The Rogue SL AWD I tested stickered at $36,230, a price that puts it squarely in the heart of the market. A 2019 Altima midsize sedan with ProPilot Assist will likely cost less when sales begin later this year. Nissan also offers the system as part of a $2,200 tech package on Leaf electric car models starting at $32,490.

ProPilot Assist took a lot of the work out of my 2,000-mile-plus drive. It significantly increased how far I could go before fatigue set in.

It also almost certainly also made me a more pleasant person to share the road with.

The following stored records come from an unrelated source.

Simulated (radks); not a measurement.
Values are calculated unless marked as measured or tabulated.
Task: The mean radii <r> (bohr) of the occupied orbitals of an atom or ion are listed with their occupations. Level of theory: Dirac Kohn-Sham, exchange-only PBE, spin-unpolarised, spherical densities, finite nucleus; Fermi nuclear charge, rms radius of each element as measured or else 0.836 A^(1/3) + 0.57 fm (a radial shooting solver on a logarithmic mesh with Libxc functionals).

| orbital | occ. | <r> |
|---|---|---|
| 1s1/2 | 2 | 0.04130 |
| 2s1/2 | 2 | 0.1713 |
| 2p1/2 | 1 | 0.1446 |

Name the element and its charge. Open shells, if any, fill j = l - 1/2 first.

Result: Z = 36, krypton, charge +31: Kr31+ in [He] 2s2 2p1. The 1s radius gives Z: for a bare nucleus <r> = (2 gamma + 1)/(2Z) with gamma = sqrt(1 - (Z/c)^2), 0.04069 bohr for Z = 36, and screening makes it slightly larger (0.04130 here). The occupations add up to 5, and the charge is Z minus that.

“It’s more relaxed driving,” John Maddox, president and CEO of the American Center for Mobility, the new test track for developing autonomous and driver-assistance systems in Willow Run, just west of Detroit. Maddox uses a CT6 with Super Cruise on his daily commute. “I’m less inclined to speed or weave in and out of traffic.”

Super Cruise uses digital mapping, GPS location, advanced cameras and lidar to let drivers remove their hands from the wheel for hours at a time. It’s also a $5,000 option on an already lavishly equipped luxury car. Tesla S option packages for Enhanced Auto Pilot start at $5,000.

Nissan’s prices are lower because its ambitions are less lofty. ProPilot Assist takes systems that already provide lane departure assistance and adaptive cruise control and lets them talk to each other to keep your vehicle in its lane, at the speed you set and at a safe distance behind other vehicles with almost no input from the driver. Because it uses modestly priced cameras and radar, Nissan’s system — like Tesla’s more expensive one — requires the driver to keep a hand on the wheel at all times.

Over four days of highway driving, ProPilot Assist kept me centered in my lane and maintained a safe distance from vehicles in front of me. It worked equally well in daylight and at night. White lane markings on a light-colored road surface confused it on one strip of highway, triggering alerts that told me I needed to keep the Rogue in its lane. The system also requires the driver to take control when the windshield wipers are on, because rain may obscure lane markings. ProPilot Assist will continue its lane-centering with wipers set to intermittent, however.

“It’s a partnership with the driver in a management role,” Nissan R&D manager Andy Christensen said.

“The system’s goal is to give the driver stability and confidence.”

To make sure the driver doesn’t delegate too much, Nissan limited the amount of steering force the system can apply. That means the driver has to intervene on some highway curves, particularly at higher speeds in mountains. ProPilot Assist handles most highway curves fine at posted speeds.

It took me a few miles to get used to the light touch on the wheel that lets ProPilot Assist work best, a few more miles to trust it to stay in its lane passing semis on curves, but I soon found myself relaxing behind the wheel and enjoying the ride. My fuel economy also improved, because adaptive cruise control applies acceleration more smoothly and consistently than a human can.

“Driver assistance technologies affect how people behave behind the wheel,” Honda product planning manager Jay Joseph said. “They can have a really meaningful effect on safety because they make people less likely to tailgate and weave in and out of traffic.”

Honda is making Honda Sensing, a set of features that deliver aspects of ProPilot Assist’s performance, standard across much of its model line.

As other automakers follow suit, a growing number of drivers will benefit from self-driving technology without ever experiencing an autonomous vehicle.